I'm not saying Cook was a bad guy. I don't think it is necessary for there to be a bad guy, despite Cosma's rather bilious essay. Would Wolfram have tried to claim the result as his own? Maybe, maybe not, I don't know, but it doesn't seem consistent with what I do know about him. I'll ask Stephen the next time I talk to him.


There is something like this for HTML + CSS. It's called tangle.js and was created by Bret Victor: http://worrydream.com/Tangle/


Very interesting. I really like the concept of draggable digits. They are more compact than sliders, easier to make changes to and give better feedback. Now I wish this was a standard UI element / HTML input type.


Totally off topic, but that is an amazing Javascript library. Thank you.


That is absolutely incredible. Thank you!


This is a fantastic project. Why has it been kept secret? :-)


That's very nice. Worth a separate HN post, I think.



Sure, it says "publicly available, openly documented", but I can't actually find a file-format spec anywhere.

Given that CDF files seem to be able to do most things Mathematica can do, I'm guessing that might mean "publically available to anyone who pays us for a Mathematica SDK licence".


>> Wolfram currently provides the CDF specification as a public format, meaning it is publicly available, openly documented, and natively unencrypted.

Sure, but where is it?!

Good luck finding it: http://www.google.com/search?q=Computable+Document+Format+sp...

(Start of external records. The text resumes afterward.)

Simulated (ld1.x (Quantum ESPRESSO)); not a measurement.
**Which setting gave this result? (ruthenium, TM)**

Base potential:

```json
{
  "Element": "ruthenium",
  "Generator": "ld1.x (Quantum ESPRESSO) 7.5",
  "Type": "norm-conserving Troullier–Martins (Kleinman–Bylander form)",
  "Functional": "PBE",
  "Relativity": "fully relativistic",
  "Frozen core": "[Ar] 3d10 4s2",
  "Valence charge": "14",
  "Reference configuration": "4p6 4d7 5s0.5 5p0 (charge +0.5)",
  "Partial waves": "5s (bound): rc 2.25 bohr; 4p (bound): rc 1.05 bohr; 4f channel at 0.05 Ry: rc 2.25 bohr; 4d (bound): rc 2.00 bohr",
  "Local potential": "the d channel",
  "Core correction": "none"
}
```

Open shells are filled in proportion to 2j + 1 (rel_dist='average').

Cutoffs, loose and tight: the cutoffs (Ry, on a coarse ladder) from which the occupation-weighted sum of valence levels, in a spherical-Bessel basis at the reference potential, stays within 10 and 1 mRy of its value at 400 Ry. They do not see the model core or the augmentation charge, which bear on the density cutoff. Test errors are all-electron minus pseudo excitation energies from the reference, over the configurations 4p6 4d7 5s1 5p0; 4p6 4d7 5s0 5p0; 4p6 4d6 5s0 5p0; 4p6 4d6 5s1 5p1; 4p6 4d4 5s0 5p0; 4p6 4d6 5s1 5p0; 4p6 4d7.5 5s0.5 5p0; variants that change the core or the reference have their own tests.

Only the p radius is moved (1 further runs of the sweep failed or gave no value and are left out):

And they don't state if they hold any patents that covers CDF.


I would imagine any company with a decent size patent portfolio has one that covers this.


Interesting notion that you have to pay a license fee if you want to charge for the document. This means that if you want to do a consultancy report using CDF you have to pay a separate fee even if you already paid for the authoring environment (Mathematica). Maybe Microsoft should pursue this licensing model?


Example CDF files can be opened in any text editor.


I'm really not for anything that can't readily be done in HTML5+CSS3+JS atm. Especially If i need to make people _download_ a 'player'. What is this, 1999 all over again (some might say yes ha).

I can see big corp. getting excited over this just like 99% of the crap they buy and don't use.

That said, this doesn't exactly move forward with global progress on the problem or solution (as well it shouldn't wolfram is a corp after all... in the business to make money).


I don't think the average person on HN is the target audience for this in the first place. If you know HTML5 and Javascript and work in a web-based environment most of the time, then this probably won't help you much.

On the other hand, if you are, like me, one of the many people in academia who would love to have a way to embed interactive graphs and tables into your papers to make them more understandable for the reader, then this is potentially very useful. Especially since very few people in academia (outside CS departments anyway) know or have any interest in learning HTML5, and many already use or have easy access to Mathematica to begin with.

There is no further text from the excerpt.